#### Name : Syed Khalid Ahmed
#### Marticulation number : 276970

# Named Entity Recognition (NER) using Python and nltk-trainer

In this task, I have used nltk-trainer, which is an open-source tool for Natural Language Processing. I have used their scripts to train the models using Naive Bayes classifier. I tried to implement the algorithm by myself on the available data but I was not able to model the whole process.

## POS tagger function

I have implemented a POS tagger for tagging words to be used in NER algorithm. I have followed the link on nltk website and create a combined tagger. 

The file POS-tagger.py contains the following code

In [1]:
#!/usr/bin/env python

import nltk
from nltk.corpus import conll2000 
from pickle import dump

## Here I have implemented a combined tagger to increase the accuracy of the tagger
def BackoffTaggers(train_data,test_data):

    Default_tagger = nltk.DefaultTagger('NN')
    Unigram_tagger = nltk.UnigramTagger(train_data, backoff=Default_tagger)
    Bigram_tagger = nltk.BigramTagger(train_data, backoff=Unigram_tagger)

    print("\nAccracy on the test data comes out to be : ",end='')
    print(Bigram_tagger.evaluate(test_data))  # Evaluating the accuracy on test data  
    
    ## Dump the tagger in a file to be used later
    output = open('tagged_data.pkl','wb')
    dump(Bigram_tagger,output, -1)
    output.close()
    
    print("\nDumped the data in a file for later use")

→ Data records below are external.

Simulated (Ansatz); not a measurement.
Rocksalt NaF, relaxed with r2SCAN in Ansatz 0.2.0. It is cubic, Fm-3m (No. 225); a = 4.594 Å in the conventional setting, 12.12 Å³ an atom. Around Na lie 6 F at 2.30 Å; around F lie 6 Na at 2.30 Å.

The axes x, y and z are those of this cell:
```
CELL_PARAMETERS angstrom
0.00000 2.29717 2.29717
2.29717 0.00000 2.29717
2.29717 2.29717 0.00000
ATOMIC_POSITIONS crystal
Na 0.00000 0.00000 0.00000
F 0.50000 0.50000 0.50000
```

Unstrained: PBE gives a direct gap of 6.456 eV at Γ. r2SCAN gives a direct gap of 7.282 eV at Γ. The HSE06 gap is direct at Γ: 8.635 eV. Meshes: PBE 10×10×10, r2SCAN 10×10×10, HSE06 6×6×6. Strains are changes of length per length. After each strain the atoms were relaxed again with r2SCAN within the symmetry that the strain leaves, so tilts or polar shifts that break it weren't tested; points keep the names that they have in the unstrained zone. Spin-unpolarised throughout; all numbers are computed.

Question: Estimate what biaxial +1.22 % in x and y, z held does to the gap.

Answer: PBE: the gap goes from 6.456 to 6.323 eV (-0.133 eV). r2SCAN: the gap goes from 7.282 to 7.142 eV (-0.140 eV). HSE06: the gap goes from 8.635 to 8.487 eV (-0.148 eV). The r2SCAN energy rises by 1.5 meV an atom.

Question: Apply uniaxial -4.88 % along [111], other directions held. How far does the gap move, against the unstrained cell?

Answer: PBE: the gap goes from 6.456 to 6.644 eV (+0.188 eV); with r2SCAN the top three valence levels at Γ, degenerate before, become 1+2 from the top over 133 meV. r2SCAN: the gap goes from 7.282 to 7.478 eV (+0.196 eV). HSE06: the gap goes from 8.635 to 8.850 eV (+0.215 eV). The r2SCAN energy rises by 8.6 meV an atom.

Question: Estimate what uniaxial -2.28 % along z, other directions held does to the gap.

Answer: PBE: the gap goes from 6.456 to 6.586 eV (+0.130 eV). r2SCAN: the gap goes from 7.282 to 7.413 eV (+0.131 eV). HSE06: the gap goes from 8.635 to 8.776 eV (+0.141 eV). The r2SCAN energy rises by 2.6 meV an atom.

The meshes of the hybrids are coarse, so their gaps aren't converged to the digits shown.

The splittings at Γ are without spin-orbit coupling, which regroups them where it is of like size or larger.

## Function to read the CONLL corpus
def read_conll(path):
    result = []
    file = open(path)
    sent = []
    for line in file:
        line = line.strip('\n')
        if not line.strip(' '):
            result.append(sent)
            sent = []
            continue
        (word,pos,tag) = line.split(' ')
        sent.append((word,pos))     # storing only word and POS to train the tagger
    return result

if __name__=="__main__":
    

    conll_train = read_conll('train.txt')   # Read the CONLL training text
    conll_test = read_conll('test.txt')     # Read the CONLL testing text

    BackoffTaggers(conll_train,conll_test)  # Call the function
    



Accracy on the test data comes out to be : 0.9174493952761889

Dumped the data in a file for later use


## Named Entity Recognition 

Here, I have used the script provided by the nltk-trainer library to train the Naive-Bayes classifier on the training data of the CONLL2000 corpus. I have attached the relevant screenshot also

![title](Training.png)

## Main Program

By using the above generated objects from POS tagger function and Named Entity Recognition function, we can now combine them and create a NER program.

The file Main_Program.py contains the following code.

In [4]:
#!/usr/bin/env python

import pickle
from pickle import load
import nltk

if __name__ == "__main__":

    file = open('tagged_data.pkl','rb')     # Open the file containing the POS tagger

    POS_tagger = pickle.load(file)          # Load the tagger object using pickle

    ## Load the saved NER classifier object
    ## This file was generated by the nltk-trainer python script which
    ## generates a Naive-Bayes trained classifier
    NER_classifier = nltk.data.load(('conll2000_NaiveBayes.pickle'))    

    string = "Germany is a very beautiful country".split()

    ## Tag the words using the previously made tagger
    tagged_data = POS_tagger.tag(string)

    ## Find the named entities using the NER classifier and the tagger
    output = NER_classifier.parse(tagged_data)

    ## Print the output
    print(output)


(S
  (NP Germany/NNP)
  (VP is/VBZ)
  (NP a/DT very/RB beautiful/JJ country/NN))


As seen in the output, the program separates the named entities. "Germany" is a noun and "a very beautiful country" is also separated.